That said, I think it’s going to take a long time for them to change anything about their core index because after all, that’s where they derive their fundamental market value from. However, I do expect them to use some techniques in natural language. In turn, that has a couple effects on Powerset.
We are already seen as a dominant player in natural language search. Our name is sort of synonymous with natural language search. If Google gets into the natural language search space, number one, it validates our belief that natural language is going to be the next ten years of search. Now, that may or may not mean there is an acquisition opportunity with Google. It may actually amplify the other search key players in the industry to say, “oh my, if Google is getting into natural language search then so should I and that sort of thing. “
But I would say that all the key search engines are starting to invest heavily in natural language search. I think that over time, they will start to see and understand what Powerset is doing. There’s always a lot of confusion about what we do exactly, and how we are different than anyone who’s tried to do this in the past.
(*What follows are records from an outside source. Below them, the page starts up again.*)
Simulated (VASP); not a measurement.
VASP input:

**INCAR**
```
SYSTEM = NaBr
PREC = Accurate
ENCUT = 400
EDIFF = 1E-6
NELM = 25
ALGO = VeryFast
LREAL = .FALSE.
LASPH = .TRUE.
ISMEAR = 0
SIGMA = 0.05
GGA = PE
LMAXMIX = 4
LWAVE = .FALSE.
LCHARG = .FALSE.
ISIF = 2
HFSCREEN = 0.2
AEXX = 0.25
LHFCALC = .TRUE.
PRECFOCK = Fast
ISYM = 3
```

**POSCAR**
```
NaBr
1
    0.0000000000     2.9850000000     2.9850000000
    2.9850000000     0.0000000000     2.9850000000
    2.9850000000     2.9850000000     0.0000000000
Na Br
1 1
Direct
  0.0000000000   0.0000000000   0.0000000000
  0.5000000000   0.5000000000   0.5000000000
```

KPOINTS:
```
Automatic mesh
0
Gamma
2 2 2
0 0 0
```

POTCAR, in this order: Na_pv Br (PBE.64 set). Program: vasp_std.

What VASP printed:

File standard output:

I see that in five years, people will adopt this combined approach between machine learning, symbolic natural language processing , and keyword indexing. What that means in terms of our exit, whether we go public or we get acquired by somebody, I don’t think that’s something we should necessarily concentrate on or analyze right now. We are focused on building a superior product.
We are trying to maintain close relationships with each of the search companies out there and it’s quite common for some of them to talk with us on a weekly basis. In fact, some of those whom most people would consider our competitors were in just this week to come and chat with us.
What has been some of Powerset’s greatest obstacles to building your product?
I think that there were a couple of fundamental risks we had to consider. There was technology risk and there was execution risk.
From a technology risk perspective, the biggest obstacle that we’ve overcome was the threat posed by our cost of indexing. Building a semantic index is many times more expensive than building a keyword index. In fact, until recently it was financially impossible to use our same technology to build a search engine. Just a few years ago, all the computing power in the world wouldn’t have been enough to process that much information, as deeply and as fast as we need it to be processed. The cost of doing that, measured in the number of machines that you would have had to buy to index the web, would have made it impossible to build a sustainable business. We’ve now broken through, making it financially feasible to build a search engine based on our technology. We have been successful in getting it to where we can parse sentences fast enough to make it possible to do this at large scale.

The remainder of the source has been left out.